Gil Cowley: A Path to and from Atelier 17
The importance of narrative when it comes to enjoying art cannot be overstated. While esthetic delight is equally valid as a starting point, most of us who feel nourished by the arts, know that how and why we became engrossed with a work of art is equally important. The “discovery” of a work of art, is the proverbial salt of a good artistic dish. Which is why a closer look at the prints of Gil Cowley is such a wonderful case in point. I found that there were so many lovely and interesting stories to be associated with them. The starting point of this story is simple: I bought two prints at auction. They were boldly signed in pencil “Gil Cowley”. It was a modest purchase, so I didn’t think much of it, except for the fact that one of them looked like a psychedelic bamboo forest to me, and that I really liked it. Then a bunch more prints signed identically came up for auction, and I bought those. Then another few lots came up... Suddenly I was the owner of 30 works by Gilbert Henry Cowley.
It got me thinking and digging around until I found Mr. Cowley, now living happily retired in West Virginia. We got talking via email about these prints, about him and his work, and about his life. And Gil agreed to start sharing how he got to make the prints now in my possession. If you keep on reading this, not only will you get to know the story of these prints, which are associated with Cowley’s time in Paris, etching and printing at Atelier 17. You will also catch a glimpse of how artists become who they are, and how they stick with making art, or move on. Here goes. This is the story of an oeuvre created from the fall of 1963 to the spring of 1964 by an American artist living in Paris, and a bit of a look at the life of their creator, an artist named Gil Cowley.

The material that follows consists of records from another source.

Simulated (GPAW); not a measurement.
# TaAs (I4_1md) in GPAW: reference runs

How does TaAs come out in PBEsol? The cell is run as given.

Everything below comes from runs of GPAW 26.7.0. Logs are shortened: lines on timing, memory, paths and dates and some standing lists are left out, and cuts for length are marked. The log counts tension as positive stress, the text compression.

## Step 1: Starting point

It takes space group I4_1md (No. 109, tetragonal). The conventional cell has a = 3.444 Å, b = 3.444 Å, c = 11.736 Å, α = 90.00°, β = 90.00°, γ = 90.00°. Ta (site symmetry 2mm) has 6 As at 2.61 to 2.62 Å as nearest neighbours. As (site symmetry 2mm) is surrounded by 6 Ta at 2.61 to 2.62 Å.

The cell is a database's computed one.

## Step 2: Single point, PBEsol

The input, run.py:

Gil Cowley was born in Portland, Oregon, where he also grew up. He remembers enjoying drawing at a young age, designing posters to hang in his grade school hallways. A defining early influence on young Gil’s artistic trajectory, was his High School art teacher. Don Kunz (1932-2001) taught art at Grant High School for just a few years, but clearly left a mark. Cowley remembers how “in three years of his teaching there, he was able to garner approximately 12 Scholastic Magazine art school scholarship for his students, including one for me to attend the Art Academy of Cincinnati. He was such an amazing teacher, that we (his best students) all went to galleries together as a group… classical concerts…etc.”. Many of us, who are nourished by the arts, can relate with the joy of the encounter of a true mentor, someone who is so excited to grow, that they want those around them to grow just as quickly and strongly. Kunz was so motivated that he apparently went above the call of duty. In Cowley’s words: “(During) spare period I took advanced art and calligraphy classes. (Don Kunz) was a proficient calligrapher too (Lloyd Reynolds at Reed College was a major influence on him, and we all learned this classical art and good handwriting).”. Kunz went on to greater things, relocating to New York in the mid-1960s, probably hoping to make it into the “big league”. He taught calligraphy at the Cooper Union for 33 years. That he taught there for so long is a clear testament to his excellence. But we are getting off track.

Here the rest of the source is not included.